Descriptive Statistics - Shape of the Distribution; Normality

An important aspect of the description of a variable is the shape of its distribution, which tells you the frequency of values from different ranges of the variable. Typically, a researcher is interested in how well the distribution can be approximated by the normal distribution (see also Elementary concepts). Simple descriptive statistics can provide some information relevant to this issue. For example, if the skewness (which measures the deviation of the distribution from symmetry) is clearly different from 0, then that distribution is asymmetrical, while normal distributions are perfectly symmetrical. If the kurtosis (which measures peakedness of the distribution) is clearly different from 0, then the distribution is either flatter or more peaked than normal; the kurtosis of the normal distribution is 0.

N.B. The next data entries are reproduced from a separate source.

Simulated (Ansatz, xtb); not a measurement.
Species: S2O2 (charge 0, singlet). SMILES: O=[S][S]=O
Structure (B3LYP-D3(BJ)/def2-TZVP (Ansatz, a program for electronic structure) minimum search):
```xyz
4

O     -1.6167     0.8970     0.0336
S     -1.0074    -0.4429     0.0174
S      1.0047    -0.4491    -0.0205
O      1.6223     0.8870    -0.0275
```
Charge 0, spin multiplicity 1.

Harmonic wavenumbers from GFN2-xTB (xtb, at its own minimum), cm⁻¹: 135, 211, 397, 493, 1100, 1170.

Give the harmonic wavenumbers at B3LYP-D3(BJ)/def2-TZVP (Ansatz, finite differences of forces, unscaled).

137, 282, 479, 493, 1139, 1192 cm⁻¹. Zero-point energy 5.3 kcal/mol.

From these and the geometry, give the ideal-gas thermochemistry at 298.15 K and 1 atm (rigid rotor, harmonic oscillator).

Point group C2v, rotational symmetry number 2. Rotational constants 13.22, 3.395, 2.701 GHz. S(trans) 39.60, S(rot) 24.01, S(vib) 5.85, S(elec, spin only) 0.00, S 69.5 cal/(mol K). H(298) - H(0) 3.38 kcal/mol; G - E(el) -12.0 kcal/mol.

More precise information can be obtained by performing one  of the tests of normality to determine the probability that the sample came from a normally distributed population of observations (e.g., the so-called Kolmogorov-Smirnov test, or the Shapiro-Wilk W test). However, none of these tests can entirely substitute for a visual examination of the data using a histogram (i.e., a graph that shows the frequency distribution of a variable). To easily generate a histogram from a spreadsheet, right-click on a cell within the desired variable and select Histogram from the Graphs of Input Data shortcut menu.

The graph enables you to evaluate the normality of the empirical distribution because it also shows the normal curve superimposed over the histogram. It also allows you to examine various aspects of the distribution qualitatively. For example, the distribution could be bimodal (have 2 peaks). This might suggest that the sample is not homogeneous but possibly its elements came from two different populations, each more or less normally distributed. In such cases, in order to understand the nature of the variable in question, you should look for a way to quantitatively identify the two sub-samples.